Major projects & construction 5 Minute Fix 24

By the Major projects & construction team
22 Nov 2018
Get your 5 Minute Fix of major projects and construction news. This issue:commencement of Queensland building legislation reform, further guidance on Courts' interpretation of security of payment legislation and contractual good faith obligations.

Just in time for Christmas – Queensland Government delivers new SOP package

The Queensland Government has confirmed that the second phase of its building industry fairness reforms will commence prior to Christmas.  From 17 December 2018, important reforms relating to payment claims, payment schedules and the adjudication process (contained in Chapter 3 of the Building Industry Fairness (Security of Payment) Act 2017 (Qld) (BIF Act)) will take effect.

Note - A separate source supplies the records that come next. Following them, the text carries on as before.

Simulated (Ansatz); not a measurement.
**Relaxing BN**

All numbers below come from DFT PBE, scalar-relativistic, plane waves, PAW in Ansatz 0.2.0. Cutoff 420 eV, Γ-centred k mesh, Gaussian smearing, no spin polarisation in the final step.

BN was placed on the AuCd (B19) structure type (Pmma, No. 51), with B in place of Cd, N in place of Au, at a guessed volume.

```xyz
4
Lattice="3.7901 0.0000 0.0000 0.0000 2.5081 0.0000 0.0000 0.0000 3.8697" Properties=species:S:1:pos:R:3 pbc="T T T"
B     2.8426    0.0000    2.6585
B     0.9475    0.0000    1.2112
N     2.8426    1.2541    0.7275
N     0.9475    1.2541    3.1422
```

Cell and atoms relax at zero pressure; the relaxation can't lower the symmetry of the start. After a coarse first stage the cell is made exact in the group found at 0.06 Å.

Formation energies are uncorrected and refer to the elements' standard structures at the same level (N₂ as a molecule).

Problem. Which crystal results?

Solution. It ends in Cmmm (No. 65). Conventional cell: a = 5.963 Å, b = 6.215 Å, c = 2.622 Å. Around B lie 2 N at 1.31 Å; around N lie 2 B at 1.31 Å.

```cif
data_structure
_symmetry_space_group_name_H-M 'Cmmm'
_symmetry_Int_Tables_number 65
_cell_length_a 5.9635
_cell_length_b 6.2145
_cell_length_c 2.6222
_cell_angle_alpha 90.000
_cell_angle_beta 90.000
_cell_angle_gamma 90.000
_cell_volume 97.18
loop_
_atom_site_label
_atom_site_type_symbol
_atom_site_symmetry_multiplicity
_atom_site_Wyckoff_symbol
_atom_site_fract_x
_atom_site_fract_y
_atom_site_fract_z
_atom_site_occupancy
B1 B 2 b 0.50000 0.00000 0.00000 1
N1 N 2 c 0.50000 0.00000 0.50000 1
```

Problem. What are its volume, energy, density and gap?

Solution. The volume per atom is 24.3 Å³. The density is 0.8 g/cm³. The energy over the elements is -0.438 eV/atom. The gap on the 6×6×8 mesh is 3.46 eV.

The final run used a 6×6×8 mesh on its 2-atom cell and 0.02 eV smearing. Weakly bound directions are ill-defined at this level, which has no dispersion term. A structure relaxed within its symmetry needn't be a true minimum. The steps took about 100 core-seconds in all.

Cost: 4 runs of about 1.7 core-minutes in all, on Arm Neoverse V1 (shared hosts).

Associated reforms modernising and simplifying the provisions for making a subcontractor's charge also take effect from 17 December 2018.  As a result, the Subcontractors' Charges Act 1974 (Qld) will be repealed and the modernised provisions governing subcontractors' charges rehoused in Chapter 4 of the BIF Act – providing a one-stop-shop for security of payment legislation in Queensland.

SOP Act: Summary judgment avoided despite absence of Payment Schedule

VicRoads has recently defended a summary judgment application made by John Beever (Aust) Pty Ltd (JBA) after it failed to submit a payment schedule in accordance with the Building and Construction Industry Security of Payment Act 2002 (Vic) (SOP Act).

JBA's payment claim under the SOP Act related to strengthening works to the Wallen Road Bridge in Hawthorn.  Upon VicRoads' failure to serve a payment schedule in response, JBA applied for summary judgment for the amount claimed pursuant to section 16(2)(a)(i) of the SOP, which provides that where payment is due and the respondent fails to pay the claimed amount, a claimant may recover the unpaid portion of the claimed amount as a debt due to the claimant in any court of competent jurisdiction. 

VicRoads successfully argued that there was no applicable reference date under the SOP Act, and therefore JBA's payment claim was invalid and JBA could not obtain summary judgment because VicRoads had a real prospect of success should the matter be taken to a full hearing.  Justice Digby held that VicRoads' various arguments regarding the validity of JBA's payment claim and application of the SOP Act were cogent, viable and prima facie established a real prospect of success in a number of strongly arguable respects.  In particular, Justice Digby found that:

  1. read together, the SOP Act and the Civil Procedure Act 2010 (Vic) required JBA to demonstrate that VicRoads had no real prospect of success in arguing that the requirements of section 16(2)(a)(i) of the SOP Act were not satisfied;
  2. JBA failed to demonstrate that VicRoads had no real prospect of success in arguing that the relevant payment claim:
    1. had no valid reference date;
    2. included amounts defined as excluded under the SOP Act; and
    3. was non-compliant as it included excluded amounts; and
  3. VicRoads had a real prospect of success in its defence. 

The judgment provides a well-reasoned summary of the interaction between the SOP Act and other Victorian procedural mechanisms that regulate summary judgment applications, applying them harmoniously so that the SOP Act did not override other legislative mechanisms."

SOP Act: Court of Appeal holds that late adjudication determinations are not void

The East Coast security of payment laws impose prescribed time limits in applying for, and responding to, an adjudication application.  However, the SOP Act provides adjudicators with more flexibility, after the Victorian Court of Appeal confirmed that an adjudicator's non-compliance with the prescribed time period for issuing a determination did not render that determination void.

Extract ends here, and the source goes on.